MALS 4444 Emerging Trends in Visual and Performance Art (4 Credits)

Whether you’re curating visual art for a large regional venue or staging work at a local theater or gallery, understanding current artistic trends can be critical to your success. This course looks into major developments in Contemporary visual and performance art around the world. From new approaches to materials and techniques to expressions of identity and cultural/political critique, students will examine and engage with the latest, most significant artistic trends that are shaping the Contemporary art experience.

MALS 4470 Arts and Culture: History, Context, and Trends (4 Credits)

This course examines the significant and growing economic, social, and educational impact of the arts and culture sector on our increasingly diverse communities. Focusing on historical and current trends in the visual, performing, literary, and media arts, students will develop a stronger grasp of the role arts and culture organizations play in enriching our understanding of the world around us.

MALS 4475 Organizational Vibrancy and Measurement (4 Credits)

As database and analytics systems for arts organizations grow ever more sophisticated, arts leaders must be literate in basics concepts of statistics, finance, and data analysis. This course will prepare students to examine data critically, explore the stories that data can tell, and determine how to measure success and vibrancy.

MALS 4480 Arts and Culture: Best Practices and Practical Skills (4 Credits)

This course will engage students in the management and operations of arts and cultural non-profits through terms, techniques, and applications specifically focusing on analysis of mission/visioning, planning, staffing, volunteerism, board governance, fiduciary actions, fundraising/development, marketing/promotion and assessment. This is in preparation for a variety of experiences students may explore, including new aspects of arts management, either in positions of leadership, employment in the field, or a higher interest in volunteerism.

MALS 4485 Legal Landscape of Arts and Culture (4 Credits)

Professionals in arts and culture, whether they are artists, managers, directors, or others working in the private, government, or nonprofit sector, will encounter a variety of legal issues during their careers. Through readings, case studies, assignments, and research, students will be introduced to a complex interdisciplinary system of relevant laws that impact and, in some cases, govern arts and culture organizational activities.

MALS 4490 Arts and Culture Programs for Social Impact (4 Credits)

In this course, students explore changing attitudes toward arts participation and cultural philanthropy, focusing especially on the need for new approaches to engaging and working with culturally diverse populations. Students explore the cultivation of effective cross-disciplinary partnerships to create impactful programs that can transform communities. Programs at diverse arts organizations serve as case studies for practical applications. Students use theory-of-change models to develop programs that connect arts and cultural work with social-impact activities beyond the arts and culture sector.

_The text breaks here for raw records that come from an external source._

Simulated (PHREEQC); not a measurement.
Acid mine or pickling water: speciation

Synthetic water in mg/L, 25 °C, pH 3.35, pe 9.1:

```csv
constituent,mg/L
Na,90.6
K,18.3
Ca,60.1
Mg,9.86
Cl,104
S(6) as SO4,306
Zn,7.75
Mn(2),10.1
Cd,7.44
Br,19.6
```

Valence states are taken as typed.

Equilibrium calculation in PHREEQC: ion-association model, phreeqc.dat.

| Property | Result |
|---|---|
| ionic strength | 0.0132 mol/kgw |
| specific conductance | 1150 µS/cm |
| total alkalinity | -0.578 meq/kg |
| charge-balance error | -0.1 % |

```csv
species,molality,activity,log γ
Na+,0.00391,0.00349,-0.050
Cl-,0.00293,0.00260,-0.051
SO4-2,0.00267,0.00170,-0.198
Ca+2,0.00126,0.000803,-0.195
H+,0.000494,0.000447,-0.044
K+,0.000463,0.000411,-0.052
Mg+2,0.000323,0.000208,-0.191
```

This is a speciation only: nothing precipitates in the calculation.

MALS 4701 Topics in Arts and Culture (4 Credits)

The content of this course varies each term. The topics may include time-sensitive issues in the area of literature, elective courses that are not scheduled regularly during the course of the year, or advanced inquiry into core-course subjects. Each time the course is offered, the specific content is announced in the quarterly course schedule. Depending on the subject matter, students may be required to have completed prerequisite courses.

MALS 4901 Capstone Project (4 Credits)

The Capstone Project provides students the opportunity to research a topic, problem, or issue within their field of study, and work individually with a Capstone advisor. Similar in weight to a thesis, but more flexible, this final project will synthesize and apply core concepts acquired from the program. The student will select an appropriate Capstone advisor who is knowledgeable in the field of study to work closely with and whom can guide the research project. Evaluation will be focused on the quality and professionalism of applied research and writing; critical and creative thinking; problem-solving skills; knowledge of research design, method, and implementation; and contribution to the field and topic of study. Please see the Capstone Guidelines for additional details. Prerequisites: A Capstone Proposal that has been approved by both the Capstone Advisor and the Academic Director, acceptance as a degree candidate, completion of at least 40 quarter-hours (including all core courses) with a cumulative GPA of 3.0 or better.

MALS 4902 Capstone Seminar (4 Credits)

The Capstone Seminar is a graduate seminar in which students utilize the knowledge and skills gained through the degree program to create a culminating work that critically addresses a problem in their degree field of study. The students produce a Capstone of 7000-8000 words that presents a position on a relevant problem, supports the position with professional and academic literature, analyzes and tests the proposed solution, and discusses the findings as related to the field of study. The seminar is dependent upon quality, collegial discussion, and feedback of students’ research and work products, under the facilitation of a faculty member. The course structure guides the students through the process of independent, secondary research and writing of a Capstone. No primary research is allowed. Students generate the course content through ongoing discussion and peer feedback on the Capstone process and individual topic areas under investigation. Students professionally and academically communicate through written work and oral presentation. Students must have: Acceptance as a degree candidate, completion of at least 40 quarter-hours (including all core courses) with a cumulative GPA of 3.0 or better. Students must complete the Capstone Seminar in one quarter; no incomplete grades are assigned.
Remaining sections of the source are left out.